Percentage Increase Formula
Percentage increase measures the relative growth from an old value to a new one. The percentage increase formula is:
(New Value – Old Value) ÷ Old Value × 100
For example, if a stock price rises from $100 to $120, the increase is (120 – 100) ÷ 100 × 100 = 20%.
How to Calculate Percentage Increase Step by Step?
- Find the absolute change: New Value – Old Value.
- Divide the result by the Old Value.
- Multiply by 100 to convert the decimal to a percentage.
- Add the percent sign (%).
Example: A phone’s price increased from $400 to $500.
Difference: $500 – $400 = $100.
Divide: $100 ÷ $400 = 0.25.
Multiply: 0.25 × 100 = 25%.
The price increased by 25%.
The calculator applies the same formula: it subtracts the old number from the new, divides by the old, and converts the result to a percentage. Enter any two values to see the percent increase instantly.
When Is the Percentage Increase Formula Used?
- Salary raises: moving from $60,000 to $63,000 is a 5% increase.
- Inflation: the Consumer Price Index shows how much prices have risen year over year.
- Business growth: revenue, customer base, or production output.
- Investment returns: calculating the percentage gain on stocks or funds.
- Population studies: tracking growth rates of cities or countries.
Common Mistakes to Avoid
- Dividing by the new value instead of the old. The original amount is always the denominator.
- Forgetting to multiply by 100. A result of 0.15 is not a 0.15% increase – it is 15%.
- Ignoring the context of percentage points. An interest rate rise from 2% to 3% is a 50% increase but a 1 percentage point change. Mixing these up distorts the real impact.
- Using absolute change without the formula. A $5 price hike on a $20 item is significant (25%); the same $5 on a $500 item is only 1%.
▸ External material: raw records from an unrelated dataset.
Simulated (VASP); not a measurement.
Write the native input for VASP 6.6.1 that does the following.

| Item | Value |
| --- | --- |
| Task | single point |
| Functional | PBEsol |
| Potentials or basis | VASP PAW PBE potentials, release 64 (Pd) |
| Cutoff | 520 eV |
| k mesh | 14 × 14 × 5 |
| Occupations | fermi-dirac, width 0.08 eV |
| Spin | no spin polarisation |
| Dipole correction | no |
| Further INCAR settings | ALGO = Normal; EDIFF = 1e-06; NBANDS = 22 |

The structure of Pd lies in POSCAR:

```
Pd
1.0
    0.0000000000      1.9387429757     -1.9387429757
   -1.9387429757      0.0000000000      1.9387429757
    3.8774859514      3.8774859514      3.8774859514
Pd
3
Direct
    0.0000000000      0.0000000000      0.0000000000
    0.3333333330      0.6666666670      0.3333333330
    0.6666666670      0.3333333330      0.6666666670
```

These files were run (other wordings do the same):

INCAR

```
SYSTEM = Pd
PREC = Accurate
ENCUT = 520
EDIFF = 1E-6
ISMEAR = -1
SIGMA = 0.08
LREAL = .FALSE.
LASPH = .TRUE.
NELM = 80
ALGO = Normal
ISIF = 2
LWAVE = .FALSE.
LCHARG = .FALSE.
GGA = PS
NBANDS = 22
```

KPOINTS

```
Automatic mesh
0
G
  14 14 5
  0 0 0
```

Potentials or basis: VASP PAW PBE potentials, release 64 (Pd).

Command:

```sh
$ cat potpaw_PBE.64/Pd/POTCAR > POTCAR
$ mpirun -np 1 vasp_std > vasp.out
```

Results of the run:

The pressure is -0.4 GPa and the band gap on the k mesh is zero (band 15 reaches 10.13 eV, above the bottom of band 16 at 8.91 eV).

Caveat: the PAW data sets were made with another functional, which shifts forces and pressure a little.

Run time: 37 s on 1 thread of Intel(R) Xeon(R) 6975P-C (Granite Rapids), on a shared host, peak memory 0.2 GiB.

Percentage Increase vs. Percentage Decrease
If the new value is smaller than the old, the same formula yields a negative number, which represents a percentage decrease. For example, a price drop from $80 to $60 gives (60 – 80) ÷ 80 × 100 = –25%. The absolute value tells you the decline.
How to Reverse a Percentage Increase
To find the original amount before a known percentage increase, divide the final number by (1 + percentage/100). If a value increased by 20% to $240, the original is $240 ÷ 1.20 = $200.
This article is for educational purposes. For financial decisions, consult a qualified professional.